The word "control" might conceivably refer to de facto control by one or more shareholders whether or not they hold a majority of shares. I am of the view, however, that, in section 39 of the Income Tax Act, the word "controlled" contemplates the right of control that rests in ownership of such a number of shares as carries with it the right to a majority of the votes in the election of the Board of Director. See British American Tobacco Co. v. I.R.C., [1943] 1 A.E.R. 13, where Viscount Simon L.C., at page 15, says:

                The owners of the majority of the voting power in a company are the persons who are in effective control of its affairs and fortunes.

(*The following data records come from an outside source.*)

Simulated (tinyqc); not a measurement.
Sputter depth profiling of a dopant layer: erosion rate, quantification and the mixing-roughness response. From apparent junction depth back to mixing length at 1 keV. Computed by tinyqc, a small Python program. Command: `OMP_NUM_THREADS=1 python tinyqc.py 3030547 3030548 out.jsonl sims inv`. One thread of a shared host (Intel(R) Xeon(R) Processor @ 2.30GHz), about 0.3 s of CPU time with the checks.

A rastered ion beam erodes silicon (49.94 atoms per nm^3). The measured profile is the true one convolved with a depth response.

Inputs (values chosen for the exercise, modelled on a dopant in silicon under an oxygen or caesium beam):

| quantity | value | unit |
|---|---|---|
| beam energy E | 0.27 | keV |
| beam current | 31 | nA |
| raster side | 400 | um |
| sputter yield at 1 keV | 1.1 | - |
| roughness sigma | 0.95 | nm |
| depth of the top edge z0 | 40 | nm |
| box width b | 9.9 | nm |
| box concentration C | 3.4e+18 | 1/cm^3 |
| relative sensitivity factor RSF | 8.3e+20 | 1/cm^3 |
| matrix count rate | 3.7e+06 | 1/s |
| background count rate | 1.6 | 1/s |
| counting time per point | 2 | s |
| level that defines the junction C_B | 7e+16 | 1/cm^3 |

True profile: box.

[13]          "Control" without any modification such as "directly or indirectly in any manner whatever" and without the expansion of that expression contained in subsection 256(5.1) of the I.T.A. means simply de jure control. The words "directly or indirectly in any manner whatever" by themselves may well have been intended to extend the meaning of control to de facto control but evidently Parliament felt that this position needed to be strengthened and so subsection 256(5.1) of the I.T.A. was enacted to put the matter beyond all doubt.

[14]          The meaning of "control" of a corporation, without more, was considered at length by Iacobucci J., speaking for a unanimous Supreme Court of Canada in Duha Printers (Western) Ltd. v. R., [1998] 3 C.T.C. 303, 98 DTC 6334. What emerges is the following:

1.              The Buckerfield's test as cited above is the normal test in Canada in determining de jure control.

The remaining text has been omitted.